Plus, what we think of as being biographically relevant changes. Increasingly we want to know not just what people did of significance but how they did it — and how their biographical context informed and influenced the people they became. Jeannette presents Joan as a child of war. Famers care for the land that soldiers and rulers raze, and the longing for a mighty general is expressed less as a nationalistic aspiration than a human groaning to be free from an endless cycle of bondage and toil. “Your souls suffer as an accomplice to eternal evil,” one of the lyrics announces, underscoring the fatalism and resignation of those who have never really experienced a world that wasn’t at war. As a university professor who is only a year or two away from teaching students not yet born when 9/11 happened, I was moved and troubled by the portraits of childlike light and innocence struggling to express itself in a dark, dark world.
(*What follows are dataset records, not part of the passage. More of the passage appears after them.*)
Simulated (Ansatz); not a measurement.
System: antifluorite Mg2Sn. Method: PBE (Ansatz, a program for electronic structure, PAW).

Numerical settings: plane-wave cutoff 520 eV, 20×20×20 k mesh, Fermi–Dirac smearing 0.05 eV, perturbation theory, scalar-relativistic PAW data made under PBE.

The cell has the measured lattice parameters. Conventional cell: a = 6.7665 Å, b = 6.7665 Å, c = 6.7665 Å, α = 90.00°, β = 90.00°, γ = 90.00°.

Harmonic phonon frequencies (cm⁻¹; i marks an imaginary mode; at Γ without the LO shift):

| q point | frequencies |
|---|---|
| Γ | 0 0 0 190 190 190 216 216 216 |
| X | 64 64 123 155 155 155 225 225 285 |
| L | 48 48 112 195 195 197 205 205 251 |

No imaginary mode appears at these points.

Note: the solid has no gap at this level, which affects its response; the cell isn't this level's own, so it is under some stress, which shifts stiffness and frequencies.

So far, so good. My biggest reservation, though, is an issue that plagues many musicals. Because so much time is devoted to the songs, it is hard for the narrative to progress or the characters develop. This is particularly true when the lyrics are of a piece; after a while, one devout platitude runs into another. Dumont and cinematographer Guillaume Deffontaines do a fine job of varying the blocking (a scene with one nun standing in front of another is particularly mysterious and oddly disorienting), but the setting is sparse. The ascetic visuals are appropriate to the themes, but for viewers calibrated to a bit more pace, the film can lag at times.
Nevertheless, Jeannette is worth checking out if for no other reason than that it is different. In an age where seemingly every other film is about a comic book hero or CGI monster, different is good.
Jeannette: The Childhood of Joan of Arc will be available October 2, 2018, on Blu-ray and DVD from KimStim.